As the conflagration progressed into its third year, the United States realized it needed to make itself less reliant on foreign fleets. The Naval and Shipping Acts of 1916 aimed to create a Navy and merchant marine sufficient to challenge either Great Britain or Germany. This was the backdrop to when Germany decided to resume unrestricted submarine warfare on February 1, 1917. This new maritime offensive found American ships shifted from the coastal trade, such as SS Vigilancia, to the international trade and hence targets for German U-boats. In the span of two months, ten U.S. ships were lost and 64 crewmembers killed, leading Wilson to ask for a declaration of war against Germany. As the nation debated entry in the war, Rear Admiral William S. Sims arrived in England and learned that German U-boats were achieving their goal of sinking 600,000 tons of ships per month, and even sunk in excess of 800,000 tons in one particularly hard month. Additionally, the amount of food on hand to feed the population was measured in weeks, indicating a dire predicament for the Allies.

Sims’ assessment of the situation required several immediate objectives: suppress the U-boats, increase the flow of goods and imports to Europe, and transport as quickly as possible an American military presence until the American Expeditionary Force could be fully trained, equipped, and shipped in early 1918. To meet this objective, the sealift forces available to the War and Navy departments was limited. The Army Transport Service (ATS) was concentrated in the Pacific and providing transport of troops to American possessions in the Philippines, Hawaii, and the Panama Canal Zone. The Navy Auxiliary Force provided fuel support to the fleet by delivering coal to American overseas bases.

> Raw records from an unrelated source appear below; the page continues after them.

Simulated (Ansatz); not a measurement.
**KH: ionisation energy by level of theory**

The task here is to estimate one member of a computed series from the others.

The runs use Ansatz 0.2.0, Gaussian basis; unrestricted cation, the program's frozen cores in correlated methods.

A 25-ship convoy nearing Brest, France, on November 1, 1918. Photographed from USS Rambler (SP-211), a yacht converted to a convoy escort. (Robert W. Neeser/U.S. Naval History and Heritage Command Photograph)

To meet the sealift goals for the United States, the head of the U.S. Shipping Board, Edward Hurley, initiated a series of five steps. The first act in Hurley’s plan involved the requisitioning of 431 merchant ships under construction in American yards, and where nearly half of them were under contract for the Allies to replace ships sunk by German U-Boats. This was possible due to a robust maritime infrastructure in the nation and its expansion as a result of the war. Next, the Shipping Board requisitioned all U.S. flagged ships over 2,500 deadweight tons, thereby nationalizing the U.S. merchant marine. To expand the fleet, the German and Austrian ships interned in American ports since the start of the war were seized for modification into troopships and cargo vessels. The fourth pillar of Hurley’s strategy was to work with allies and neutrals to charter available tonnage, seek German and Austrian vessels in their waters, and even use the Right of Angary to seize all neutral Dutch vessels in American ports in March 1918, due to the desperate need of tonnage.

The final and longest-lasting element was a massive 3,282 ship construction program that aimed to provide 15 million tons of shipping. One of the key tenets of this effort was to incorporate several new technologies into the vessels, including pre-fabrication to accelerate construction and the use of oil as the primary fuel. This power source, which was more energy efficient compared to other sources, allowed for it to be carried in double bottoms thereby increasing both range and cargo capacity. This permitted the ships to compete against British merchant vessels powered largely by coal, but dependent on overseas bases for replenishment.

The collapse of the Central Powers in the fall of 1918 curtailed the full program, but the U.S. merchant marine had grown from 2 million gross tons to 12 million by 1920, while the British had restored their fleet back to 20 million tons. Even with this expansion, the U.S. was dependent on Allied merchant fleets to transport over 55 percent of the AEF personnel.

With the end of the war, the United States assessed its maritime capabilities. Both the Army and Navy modernized their sealift forces with the ATS taking some of the German interned liners and newly built domestic troopships. The new Naval Transportation Service followed similar lines, but retained all its military crews, purging the merchant mariners who had joined prior to the war. While the Navy would eventually curtail its capital ship construction under the Washington Treaty of 1922, the expansion of the American merchant marine fell under the first national maritime strategy, the Merchant Marine Act of 1920.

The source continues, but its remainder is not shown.